On Tuesday, the city announced that the Planning Commission meeting set to discuss the changes to Bretton Woods would be canceled.
In an email from developer David Taormino, he said, “We are requesting a continuation of the above matter to the next available meeting. The purpose of continuation is to allow me an opportunity to put in writing our proposal and its justification that I intended to deliver orally to the Planning Commission.”
He added, “Unfortunately, not doing so initially has led to erroneous conclusions by some members of the Davis community.”
In a phone interview with the Vanguard late this week, Taormina acknowledged blame for that miscommunication. In light of George Floyd, he said they have to think about “people’s sensitivities to perceived or actual discrimination — particularly in housing.”
He said he is going back to the drawing board “about how to minimize or reduce the likelihood of litigation — and still deliver on the promise of the Davis-based Buyers Program (DBBP) which I’m not stepping away from one iota.”
At this point he said he had been hoping to break ground in September but it may now have to be closer to the spring.
“Right now we have about 90 Davis-based homeowners who have put $5,000 into escrow to a reserve a lot and a home in phase one,” he said. “By the time phase one starts construction, we will have 100 percent of those units sold. That’s without any advertising whatsoever… without even a model.” According to the Phased Tentative Subdivision Map No. 5180 there are a total of 118 lots in phase one.
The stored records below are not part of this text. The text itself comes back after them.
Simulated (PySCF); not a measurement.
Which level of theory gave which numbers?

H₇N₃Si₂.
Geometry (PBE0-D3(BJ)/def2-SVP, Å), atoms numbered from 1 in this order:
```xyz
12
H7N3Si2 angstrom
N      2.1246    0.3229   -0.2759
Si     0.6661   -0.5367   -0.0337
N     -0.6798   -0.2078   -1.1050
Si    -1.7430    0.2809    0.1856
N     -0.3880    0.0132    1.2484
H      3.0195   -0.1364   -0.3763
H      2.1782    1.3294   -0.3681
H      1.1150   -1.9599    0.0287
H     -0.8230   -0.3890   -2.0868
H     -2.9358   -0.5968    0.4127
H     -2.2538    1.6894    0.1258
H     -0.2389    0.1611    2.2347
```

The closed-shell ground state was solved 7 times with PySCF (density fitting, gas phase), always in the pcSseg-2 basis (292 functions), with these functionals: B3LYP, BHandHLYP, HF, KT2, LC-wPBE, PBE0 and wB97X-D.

“Much of this is show over substance,” he said. “The substance is delivering on the promise. I want to deliver on the promise.”
He said that events in recent weeks have made him “more sensitive to perceptions of racial unfairness.”
For the first time, he acknowledged “if you dig into the statistics in Davis and you look at the Davis-based Buyers Program it could give you the perception that the program may not be sensitive enough to people of color.”
This was definitely a complaint made by the opposition to the project back in 2018 — a fact that Taormino acknowledged.
“Yes,” he said. “What we’re trying to do, is figure out how to make it more sensitive to people of color. [And] not punish Davis buyers at the same time.”
What David Taormino also acknowledged was that his intention was not to end the Davis-based Buyers Program, but he admitted that his approach was flawed.
“We never intended to give the impression, although we did,” he said, acknowledging that the impression was that they were ending the promise that 90 percent of the buyers would be Davis residents. He believes he will get there at this point with or without the provisions in place.
He took blame for the miscommunications, stating, “I agree our application was poorly handled by ourselves, we should have presented much more detail — it was my goal to present all of the detail at the Planning Commission and get their feedback on how they saw things. That was obviously poor planning on my part.”
Taormino said he hopes to have the modified program or a replacement program for public release so everyone can see what they are doing and why they are doing it and “not giving the impression that we are abandoning the principles outlined during the campaign, nor are we trying to do a bait and switch.
“Having said that, we did not handle the first part very well,” he said. “I apologize for that.”